Victor Kaposonore. Photo by Martin Boling

BY PETER DORFMAN

As daytime manager, Victor Kaposonore is the face of the Uptown Cafe for breakfast and lunchtime diners. “We want it to be a casual place where everyone feels welcome,” he says. “I’ve made a lot of friends here.”

Kaposonore, 42, came to the United States from his native Zimbabwe as an Indiana University freshman in the fall of 1996, arriving on his 21st birthday. His academic career got off to an awkward start. Like most Zimbabweans studying abroad, he expected a government grant to cover his education, but he missed the deadline for awards. Then, economic crisis and hyperinflation descended on Zimbabwe. “As a result, the government canceled the following year’s grants,” Kaposonore says. “So I kind of found myself in limbo.”

To make matters worse, his student visa limited the hours he could work. IU made generous tuition concessions, and Kaposonore managed to complete his degree in recreation and tourism management through the School of Health, Physical Education, and Recreation. He intended to work in travel and tourism in Zimbabwe. “But life made other plans,” he says.

After he met Uptown Cafe owner Michael Cassady through a fellow African student, Cassady took Kaposonore on for a year of “optional practical training,” a form of work allowed under student visas. In late 2000, Kaposonore got an internship with the Hyatt Regency hotel in Atlanta, Georgia. “They hired me after my internship,” he says. “Then 9/11 happened. Business ground to a halt. I rode out the downturn for three months, then moved back to Bloomington.”

Kaposonore worked at the Uptown for two months before taking a job with another Hyatt Regency in Chicago. Then, as he was nearing the expiration of his student visa, Cassady offered to help him acquire a work visa if he would return to the Uptown. Kaposonore has been a fixture at the downtown landmark ever since.
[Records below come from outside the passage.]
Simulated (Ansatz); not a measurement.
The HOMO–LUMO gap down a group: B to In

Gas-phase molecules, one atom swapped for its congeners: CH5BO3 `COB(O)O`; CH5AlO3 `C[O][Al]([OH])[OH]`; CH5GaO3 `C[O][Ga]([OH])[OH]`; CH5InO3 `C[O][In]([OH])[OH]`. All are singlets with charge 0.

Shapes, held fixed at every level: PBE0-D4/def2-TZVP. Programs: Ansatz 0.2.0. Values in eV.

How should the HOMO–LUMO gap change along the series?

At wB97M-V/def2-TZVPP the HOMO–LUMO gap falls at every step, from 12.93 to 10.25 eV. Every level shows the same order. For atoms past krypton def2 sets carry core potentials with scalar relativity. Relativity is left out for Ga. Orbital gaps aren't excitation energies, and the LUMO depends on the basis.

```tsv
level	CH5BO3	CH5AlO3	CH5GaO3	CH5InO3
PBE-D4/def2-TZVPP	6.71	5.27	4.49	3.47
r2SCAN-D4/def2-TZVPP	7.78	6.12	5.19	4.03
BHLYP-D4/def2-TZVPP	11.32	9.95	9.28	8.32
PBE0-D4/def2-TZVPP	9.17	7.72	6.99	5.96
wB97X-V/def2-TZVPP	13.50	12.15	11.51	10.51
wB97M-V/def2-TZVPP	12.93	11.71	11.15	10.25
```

A semi-professional soccer player in Zimbabwe, Kaposonore is still passionate about the sport. In Bloomington, he has coached community soccer—serious, traveling Cutters teams as well as recreational teams—and at Bloomington High School North. In fact, it’s an important bond between Kaposonore and the Uptown owner. Four of Cassady’s six children have played soccer, and Kaposonore coached two of them.

“Michael has been very accommodating about my Uptown schedule,” Kaposonore says. “Because he’s a good friend, but also so I could coach his boys.”